House sitting is a great example of a way to do this (we use TrustedHousesitters but head to our post on how to start house sitting for more info). Veren personally can’t wait until he gets to the home base of a new place to have a moment free from overstimulation and re-orient. The host can offer you a cup of tea while sharing with you the legwork they’ve already done of living somewhere. Even leaving a list of good grocery stores and nearby restaurants makes all the difference. Connecting with real people with a genuine desire to help you without monetary motivation (ie tourist trap personnel) is key. Which leads to…
Meeting locals gives a real perspective on a place. People make the place. But this doesn’t mean only house sitting! There’s couchsurfing as well. You don’t necessarily have to stay with someone to participate in the couchsurfing community. We’ve been to great meetups organized through couchsurfing where we’ve met locals and other travelers alike. Or try doing a work exchange – though read the listings carefully to make sure you’re not being taken advantage of!
There’s also the original couch surfing – visiting a friend. Personally, with rare exception, we only travel to somewhere where we already have a real human connection with someone who’s excited to show us where they live.

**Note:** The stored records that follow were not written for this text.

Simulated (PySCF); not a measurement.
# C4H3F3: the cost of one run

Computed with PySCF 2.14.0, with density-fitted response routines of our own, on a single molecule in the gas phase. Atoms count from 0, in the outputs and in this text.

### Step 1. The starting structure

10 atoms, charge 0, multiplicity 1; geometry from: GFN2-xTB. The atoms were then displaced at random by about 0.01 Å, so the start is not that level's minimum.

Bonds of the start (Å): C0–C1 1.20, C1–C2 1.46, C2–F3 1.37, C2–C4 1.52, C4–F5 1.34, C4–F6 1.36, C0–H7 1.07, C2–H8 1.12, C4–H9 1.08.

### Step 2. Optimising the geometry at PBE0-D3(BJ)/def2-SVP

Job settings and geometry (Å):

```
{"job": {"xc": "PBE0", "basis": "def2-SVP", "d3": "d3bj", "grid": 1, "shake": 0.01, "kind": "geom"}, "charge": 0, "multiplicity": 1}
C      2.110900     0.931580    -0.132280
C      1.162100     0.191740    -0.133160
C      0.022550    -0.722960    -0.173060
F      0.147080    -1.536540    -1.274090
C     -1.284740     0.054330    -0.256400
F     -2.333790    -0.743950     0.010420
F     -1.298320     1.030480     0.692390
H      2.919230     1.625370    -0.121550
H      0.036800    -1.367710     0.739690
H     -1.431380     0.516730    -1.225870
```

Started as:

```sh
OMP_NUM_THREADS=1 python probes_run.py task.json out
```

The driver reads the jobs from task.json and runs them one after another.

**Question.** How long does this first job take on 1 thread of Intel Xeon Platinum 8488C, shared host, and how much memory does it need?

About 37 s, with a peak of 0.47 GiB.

Getting involved in the local community isn’t only more meaningful for you, it’s better for the local economy. The UN did an assessment of typical tourism dollars and came to the conclusion that out of every $100 spent by a tourist in a developing country, only $5 stayed within the local community.
Just read this article on tourism leakage (not to be confused with Montezuma’s revenge) if you don’t believe us.
Does culture just happen overnight or at one event? Of course not. With slow travel, you allow yourself to witness culture unfold in front of you, rather than pay for pre-packaged resort styled nonsense served to you by exploited, would-work-anywhere-else-if-they-could locals.
Even staying in a place for a month only scratches the surface of a place’s culture. This is one of the reasons why we’ve based ourselves in Madrid for now. We’re speaking the language, asking questions, constantly learning. Taking in a place’s history, customs, traditions doesn’t happen overnight. We’re endlessly curious and love learning what makes a place tick and what it’s like to live there. These aren’t things we can learn by zip lining through a jungle, or isolating yourself in a double decker tour bus, effectively turning the world around you into a zoo. To partake in culture, you must engage it.
2. Slow Travel Reduces Your Environmental Impact
It’s in our tagline – sustainable travel. We’re passionate about constantly learning about how to reduce our carbon footprint with the choices we make. Travel can be incredibly bad for the environment so it’s vital to make every action count.
Not staying in hotels is huge. Your typical mainstream hotels are notoriously wasteful. Those little shampoo bottles and excessive towels, not to mention a flat screen tv in every room are not alleviating any environmental problems – just the opposite. It’s excessively out of control. We kind of secretly (maybe not so secretly) wish that those who can’t see the absurdity would one-way travel their asses to the moon, no layovers.
Reducing the number of flights taken also dramatically reduces your carbon footprint. Keep flying to a minimum. Once you arrive, rely on ground transportation to get around the city and country. Avoid the trend jet-setting and hopping around via plane like it’s pogo stick with wings. There are ways to offset the carbon footprint of your flight, and while it’s a good idea, there’s room for improvement. Reducing your flights has a bigger and more definite impact. Also, PLANES SHOULD BE SOLAR AND WIND-POWERED BY NOW DAMMIT. Get on it, airlines.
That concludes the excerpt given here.